This level of attention is new to Devonte Ross. He likely remembers the publicity that surrounded Trevor Lawrence in 2018, when Ross was a freshman at Georgia’s Cartersville High School. But not since transferring to Penn State in December had Ross commanded anything close.
Now, the cameras are flashing and the microphones are recording. It’s his time.
Lawrence was the gold standard at Cartersville. Ross could only watch in admiration as he began to piece together a noteworthy football career of his own. The original plan was to carve his path at Marshall. Then, he decommitted, signed with Kentucky, left and ultimately began his college career at Troy. It had been nothing like Lawrence’s journey.
But the dream of one day reaching the same heights Lawerence did at Clemson and beyond never faded. Ross blossomed into an All-Sun Belt wide receiver with the Trojans, doing enough to catch the eye of James Franklin. Suddenly, winning a national title and ultimately playing in the NFL had emerged as a realistic possibility.
“I feel like a lot of times it still really hasn’t even hit me, just that I’m really at a school like this, knowing how far they got last year,” Ross said after practice on Wednesday. “Since I’ve been a kid, I always wanted to play in the national championship. That’s something that every team wants to do, wants to win a national championship. But it’s just crazy I could compete for something like that on a team like this.”
Sometimes, it doesn’t feel real. Ross is a month removed from the most concrete conditioning program of his life, adding girth to a slim build in a weight room that recently underwent a makeover as part of $48 million renovation, completed in 2022. Then he took the practice field, catching passes from Drew Allar, a quarterback poised to become an NFL starter.
And Ross isn’t just there to soak in the experience. He’s been asked to spearhead the reconstruction of a wide receiver corps that has lacked star power over each of the previous two seasons. Ross is quick and agile. He could perhaps be the missing piece that has held Allar and the Nittany Lions back from their true potential.
“When you get the ball in Devonte’s hands, he can make a lot of guys miss in open space, which we need,” Allar said on Tuesday. “He’s done a really phenomenal job throughout this spring so far.”
It was his ability to turn nothing into something that originally caught Franklin’s eye. Ross caught five passes for 142 yards and two touchdowns at Iowa last season, and also returned a punt for a score. Franklin and offensive coordinator Andy Kotelnicki watched the game film and were hooked. Ross was hardly touched by one of the nation’s most consistently dominant defenses.

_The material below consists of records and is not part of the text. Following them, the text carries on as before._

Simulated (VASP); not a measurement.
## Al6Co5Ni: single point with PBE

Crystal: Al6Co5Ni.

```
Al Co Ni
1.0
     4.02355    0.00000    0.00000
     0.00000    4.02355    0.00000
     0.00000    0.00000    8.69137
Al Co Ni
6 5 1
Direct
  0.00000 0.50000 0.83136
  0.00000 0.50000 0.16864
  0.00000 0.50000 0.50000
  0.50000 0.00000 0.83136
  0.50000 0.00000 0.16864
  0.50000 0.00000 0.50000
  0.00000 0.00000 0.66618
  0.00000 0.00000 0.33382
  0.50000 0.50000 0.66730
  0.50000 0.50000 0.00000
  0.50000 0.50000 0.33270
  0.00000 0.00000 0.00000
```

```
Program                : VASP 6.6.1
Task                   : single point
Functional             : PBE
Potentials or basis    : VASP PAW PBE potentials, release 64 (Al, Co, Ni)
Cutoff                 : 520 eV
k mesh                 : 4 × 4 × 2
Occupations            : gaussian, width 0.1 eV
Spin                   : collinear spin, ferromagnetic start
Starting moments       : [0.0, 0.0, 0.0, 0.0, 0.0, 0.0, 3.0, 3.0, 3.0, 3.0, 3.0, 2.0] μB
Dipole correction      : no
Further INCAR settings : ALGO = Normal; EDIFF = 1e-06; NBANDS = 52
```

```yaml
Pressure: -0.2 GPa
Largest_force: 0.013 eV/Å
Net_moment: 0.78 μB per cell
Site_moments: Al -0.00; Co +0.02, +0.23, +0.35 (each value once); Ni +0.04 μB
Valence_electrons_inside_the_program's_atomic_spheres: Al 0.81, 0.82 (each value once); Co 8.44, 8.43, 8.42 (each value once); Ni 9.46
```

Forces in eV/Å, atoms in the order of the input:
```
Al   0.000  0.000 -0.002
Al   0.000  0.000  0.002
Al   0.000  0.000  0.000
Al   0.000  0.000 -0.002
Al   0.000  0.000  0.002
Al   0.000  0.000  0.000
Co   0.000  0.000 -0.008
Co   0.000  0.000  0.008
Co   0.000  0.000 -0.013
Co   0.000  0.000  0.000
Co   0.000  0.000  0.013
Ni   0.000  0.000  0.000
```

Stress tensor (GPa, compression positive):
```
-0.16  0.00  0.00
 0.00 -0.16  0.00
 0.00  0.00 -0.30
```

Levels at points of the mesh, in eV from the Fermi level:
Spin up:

“He’s really got some elite change of direction as a player,” Kotelnicki said. “His ability to accelerate, decelerate is pretty special and unique, and that shows up on film. And back when we were first recruiting him, evaluating him, that’s shown up here.”
There’s a sense of humility that Ross carries with him. His performance against the Hawkeyes was just another game for him, despite it potentially landing him a spot on a Big Ten team. Ross thanks his former teammates for their help that day. But, through it all, there’s a fire burning inside the once unranked receiver to make his mark and leave a legacy like Lawrence did.
What exactly does Ross want to prove?
“That I’m one of the best players in the country, one of the best receivers in the country,” Ross said. “That I can play at this level, adjusting from coming from a small school and just showing that I can be successful at this level.”